A dignity too great for words

Last summer a friend invited me to golf with him on one of the nicest courses around. He was hoping to introduce a friend of his, who was in our area to lead a weekend seminar at a large church in Indiana.

I was happy to meet his friend and learn about his work, but I wasn’t sure I wanted to put my demonstrable lack of skills on display before a couple of real golfers. Yet there I was on the first hole, teeing off with a three-wood (since my driver is hazardous to my golf game).
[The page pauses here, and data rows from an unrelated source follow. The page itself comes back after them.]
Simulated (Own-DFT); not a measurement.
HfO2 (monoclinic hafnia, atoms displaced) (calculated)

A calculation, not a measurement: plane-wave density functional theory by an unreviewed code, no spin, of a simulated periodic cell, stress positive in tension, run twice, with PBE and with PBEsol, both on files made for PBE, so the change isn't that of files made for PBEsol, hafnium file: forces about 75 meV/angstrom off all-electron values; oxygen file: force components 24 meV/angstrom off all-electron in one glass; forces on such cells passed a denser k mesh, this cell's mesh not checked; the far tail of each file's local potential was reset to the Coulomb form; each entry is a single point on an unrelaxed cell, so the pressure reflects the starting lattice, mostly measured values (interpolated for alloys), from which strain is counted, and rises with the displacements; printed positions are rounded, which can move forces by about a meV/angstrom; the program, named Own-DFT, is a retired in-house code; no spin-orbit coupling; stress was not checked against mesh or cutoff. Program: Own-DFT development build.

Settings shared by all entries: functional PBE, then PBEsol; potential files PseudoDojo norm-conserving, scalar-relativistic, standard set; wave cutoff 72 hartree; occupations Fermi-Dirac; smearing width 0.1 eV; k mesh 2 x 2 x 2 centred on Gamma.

Wonder of wonders, the shot went long and kept rising, just like the ones the pros hit on TV. It had this nice little draw, too, and landed right in the middle of the fairway. What’s more, that kept happening, hole after hole. And every time I hit that three-wood, I thought: “Yep. That’s the kind of golfer I am: the kind who hits them long and straight.”

Sadly for me, I had to take other clubs out of my bag. Yet for some reason, when I finished four-putting the first green – and the second and the fifth – I did not think: “Yep. That’s the kind of golfer I am.” Instead I thought, “Why is this happening? I’m better than that!”

Of course I’m not better than that. I’m the kind of golfer who hits a good shot followed by two bad ones. Alright, four bad ones. I’d like to think that I am the kind of golfer I am when I’m at my best, but I’m really the kind of golfer I am when I’m at my average.

What is true on the golf course is true in life. We’d like to think we’re the kind of person we are when we’re at our best: when we give to charity, act courageously, forgive those who’ve injured us, and feel warmth and affection for those around us.

But the truth is, we are the kind of people we are when we’re at our average: sometimes we grasp instead of give; we are fearful, not courageous; we hold grudges and despise the people around us. We are not our best moments. We are not our aspirations. We are our character.

Character is the overall makeup of the self, which is revealed in our patterns of behavior over time. Just as you can’t know what kind of golfer I am from one or two shots, or even from one or two rounds, you can’t tell what kind of person I am from one or two actions. That’s why Jesus said, “By their fruit your will recognize them.”

There is, as Dallas Willard has written: “a rigorous consistency in the human self and its actions … Actions are not impositions on who we are, but are expressions of who we are.” This is, as Willard notes, “one of the things we are most inclined to deceive ourselves about.” We want to believe that we are only our best intentions and most altruistic actions.

Character forms itself around (an often unrecognized) commitment, as we repeatedly make choices to support that commitment. This lies at the very center of who we are and it is upon this commitment that we stake our wellbeing. It may be a commitment to safety, to freedom, or to youthfulness. It may be a commitment to power or prestige or to always being right. It may be – and is, for many people – a commitment to a divine being.

Our character is shaped around that commitment by the choices we make – millions and millions of them. Each and every choice is another stroke of the tool that shapes us. As such, we are artists in residence, working with and under our artistic director to create …. ourselves. This is a remarkable privilege, a dignity too great for words. It is also a solemn responsibility, for we alone are responsible for the living art that we produce.

But what if we come to the realization that the person we are fashioning is flawed and blemished – that he or she is not the person we really want to be? Is it too late to start over?

No, character can be reformed. But to do so requires that inner commitment – at the heart of who we are – to be changed. This is nothing less than a conversion experience. We cannot do it by ourselves. It requires outside assistance – what the Bible refers to as “the grace of God.”